The Sound of the Jungle

27 Aug, 2018 | Robyn Kate Pollard

Art and Reviews

Photo: Adriana L. Murillo

How saya afroboliviana preserves the traditions and culture of Africa in Las Yungas

Hidden away in the tropical paradise of Coroico, in the Yungas region of Bolivia, is the Afro-Bolivian community of Tocaña. Amongst the folkloric celebrations found in this community, the culture of music and dance, particular to the Afro-Bolivians of Tocaña, is one of a kind.


Saya, based on drumming, singing and a hip-swaying sidestep, is an amalgamation of African and Bolivian traditions with distinct characteristics. The men play the drums, cuanchas and maracas alongside women who dance and sing about their African descent. Rhythmic and sensual, the women’s short steps and hip movements are magnetic, almost hypnotic. Dressed in white outfits, the women adorn their indigenous white skirts trimmed with multi-coloured belts and accessories. In saya tradition, the captain of the dancers wears a set of bells around each leg to lead the dancers, symbolising the chains and shackles once worn by their ancestors.

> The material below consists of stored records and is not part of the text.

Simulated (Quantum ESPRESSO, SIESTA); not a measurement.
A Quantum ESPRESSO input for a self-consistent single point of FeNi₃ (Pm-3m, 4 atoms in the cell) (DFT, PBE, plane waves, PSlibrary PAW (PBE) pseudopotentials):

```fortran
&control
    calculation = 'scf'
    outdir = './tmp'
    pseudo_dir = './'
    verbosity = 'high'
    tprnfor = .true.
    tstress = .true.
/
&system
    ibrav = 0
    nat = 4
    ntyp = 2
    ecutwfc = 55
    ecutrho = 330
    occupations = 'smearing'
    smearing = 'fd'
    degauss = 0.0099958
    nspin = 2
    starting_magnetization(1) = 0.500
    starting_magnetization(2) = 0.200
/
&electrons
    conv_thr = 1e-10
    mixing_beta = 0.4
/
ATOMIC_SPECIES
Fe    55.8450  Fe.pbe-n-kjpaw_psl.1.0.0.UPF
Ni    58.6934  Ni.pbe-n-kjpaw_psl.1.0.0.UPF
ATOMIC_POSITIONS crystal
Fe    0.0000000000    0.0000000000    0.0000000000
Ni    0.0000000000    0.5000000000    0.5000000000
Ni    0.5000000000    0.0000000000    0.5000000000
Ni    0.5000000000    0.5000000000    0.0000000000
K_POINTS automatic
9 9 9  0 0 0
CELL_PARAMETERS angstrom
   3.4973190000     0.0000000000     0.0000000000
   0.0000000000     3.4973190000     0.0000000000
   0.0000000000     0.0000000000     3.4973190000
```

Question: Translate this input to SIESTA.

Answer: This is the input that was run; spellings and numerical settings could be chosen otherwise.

Preserved since the arrival of African slaves who were brought to Bolivia to labour in the mines, the saya rhythm has served as a tool to communicate the hardships faced by black people. Through song, they express their needs and desires. In spite of emancipation, in 1851, and the right to own land, granted by the agrarian reforms of 1952, Afro-Bolivians have long faced discrimination and been ignored by the Bolivian government. In a nation in which only two percent of nearly 11 million inhabitants are black, Afro-Bolivians are a forgotten minority.



‘We have always been discriminated against for the colour of our skin, and saya has always been used as an instrument to fight.’



‘Africans have always been seen as slaves,’ Nilo Vázquez Rey explains, who is president of a Afro-Bolivian saya ensemble. ‘We have always been discriminated against for the colour of our skin, and saya has always been used as an instrument to fight.’ Due to discrimination and racism against Afro-Bolivians, saya was forgotten about for some time, only to be revived in 1983 by a group of school students. Since then, it has reemerged as an instrument to be listened to.


‘Our main weapon has always been to create music, which we can use to achieve our goals,’ Vázquez continues. ‘Tocaña, for example, is now recognised as an Afro-Bolivian town, but before we had always been marginalised.’ Article 32 of the 2009 Bolivian Constitution, recognises Afro-Bolivians and their economic, social, political and cultural rights.



In spite of emancipation, in 1851, and the right to own land, granted by agrarian reforms of 1952, Afro-Bolivians have long faced discrimination in the country.



‘The principal idea of saya is to preserve our culture to ensure it is always alive and present so that our history doesn’t die,’ Vázquez says. ‘We have three children between the ages of six and eight who dance with us. There is no age limit. Saya is danced virtually from the mother’s womb.’ Passed down from generation to generation, saya has integrated a part of African culture into the Bolivian way of life.